The aim of this article is to provide a simple explanation of how website sessions work.
In plain, non-technical terms, a session is a “connection” between you and the website that you are visiting.
When you visit a website for the first time, the server will issue you with a unique session identifier. This identifier is a lengthy string of characters that is stored inside a text file on your computer.
This text file is what we call a “cookie”.
On the server-side, session data relating to your visit will be stored and “filed” under the same identifier.
This identifier “ties” you to the session data on the server. If you delete the cookie, the identifier will cease to exist and the website in question will treat you like a new visitor.
Session Metaphor / Simple Explanation
You walk into a building and the receptionist realizes that you do not have a visitor’s badge. The receptionist writes the code “ES23” on a sticker and hands it to you.
She then takes out a plastic folder and writes “ES23” on the front of it. She writes your name, your car registration number and the time that you entered the building on a piece of paper.
After that, the receptionist inserts the piece of paper into the “ES23” folder and files it in a cabinet beside her desk.
After this short exchange, you go on about your business, meeting with various people and entering several different rooms.

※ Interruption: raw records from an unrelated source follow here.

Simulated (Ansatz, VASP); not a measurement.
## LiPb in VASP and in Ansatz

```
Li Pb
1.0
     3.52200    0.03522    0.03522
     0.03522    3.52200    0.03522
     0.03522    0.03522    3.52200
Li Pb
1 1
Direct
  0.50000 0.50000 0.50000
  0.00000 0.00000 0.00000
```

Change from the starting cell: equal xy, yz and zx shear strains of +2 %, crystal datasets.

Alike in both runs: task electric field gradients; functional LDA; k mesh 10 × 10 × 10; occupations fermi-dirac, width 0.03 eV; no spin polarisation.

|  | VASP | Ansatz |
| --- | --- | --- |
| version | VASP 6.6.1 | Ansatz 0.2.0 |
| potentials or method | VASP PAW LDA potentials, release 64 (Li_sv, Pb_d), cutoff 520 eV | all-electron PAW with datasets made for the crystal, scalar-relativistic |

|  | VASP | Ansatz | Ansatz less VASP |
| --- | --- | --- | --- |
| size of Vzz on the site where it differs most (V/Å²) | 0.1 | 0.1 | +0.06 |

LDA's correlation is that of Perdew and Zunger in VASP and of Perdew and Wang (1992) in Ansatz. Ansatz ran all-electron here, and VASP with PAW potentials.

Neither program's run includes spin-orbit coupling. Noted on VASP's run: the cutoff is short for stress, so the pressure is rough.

At one point, while you are walking towards the restroom, a security guard stops you in the corridor and politely informs you that he will need to run a check on your visitor’s badge. “It’s company policy”, he says. He calls the receptionist and asks her if a record for “ES23” exists. In response to this request, the receptionist checks her filing cabinet and finds the folder with “ES23” written on it. She takes it out, reads the piece of paper inside it and informs the security guard that your name is “David Smith” and that you entered the building at 10:00AM. All is well and security guard thanks you for your patience.
Later on, during lunch time, you leave the building for an hour in order to get some food at a local diner. You arrive back an hour later and the receptionist confirms the validity of your badge number by checking the filing cabinet. “Thank you Mr Smith”, she says. “You can go back into the main building now.”
During the afternoon, the sticker on your jumper begins to lose its stickiness. In a moment of shortsightedness, you decide to tear it off and throw it into a nearby bin. This works against you, however, as moments later, another security guard stops you and asks you for your visitor’s badge.
You explain to him that you no longer have your badge and he informs you that you will need to sign back in at the receptionist’s desk. “Sorry, but it’s company policy sir”, he tells you. “This is a secure area and it requires authentication at all times.”
At the receptionist’s desk, your details are taken again and you are issued with another visitor’s badge. This time, you receive a badge with the code “DS32”.
The old folder, marked “ES23”, still exists. However, it is no longer of any use. As a result, the receptionist will throw it out during the next “clean-up”.
A new folder marked “DS32” is inserted into the cabinet and it contains information about your name, your car registration number and the time that you were issued with your visitor’s badge.
After a long day of meeting tour guides and conversing with office personnel, you decide to head home. The next morning, you realize that you left your business laptop in the building that you visited the day before. “I’ll go back in and get it on the way to work”, you think to yourself.
Knowing that you still have your visitor’s badge from the day before, you take it out of your pocket and show it to the receptionist in the lobby.
The receptionist searches her filing cabinet but she can’t seem to find a folder marked “DS32”. “I’m sorry sir, but I can’t seem to find any information on your visitor’s badge. Did you receive this badge today?”, she asks.
“No, this one is from yesterday afternoon”, you respond.
“Oh, well, we usually set an expiration time on visits. We probably threw the folder out yesterday evening. If you bear with me for a second, I’ll just take down your information and you can be on your way.”
She takes down your information and gives you a new badge. This time, the badge says “YF21”. You can now enter the main building again.
In the metaphor above.
- The badge is a “cookie”. i.e. The text file on your computer.
- The ID number on the badge is a session identifier.
- The lobby could be a login form on a website.
- The main part of the building is a control panel / members-only area.
- The filing cabinet is a place where session data is stored. This could be a folder on the server or a database table.
- The security guard is a piece of software that authenticates users. i.e. A piece of code that checks to see if your session identifier matches up with an authenticated user.
- The receptionist is a session handler. She gives out sessions to new visitors, she stores information about them and she decides when to purge expired session data.
- Throwing your badge in the bin was like clearing your browser history / cookies.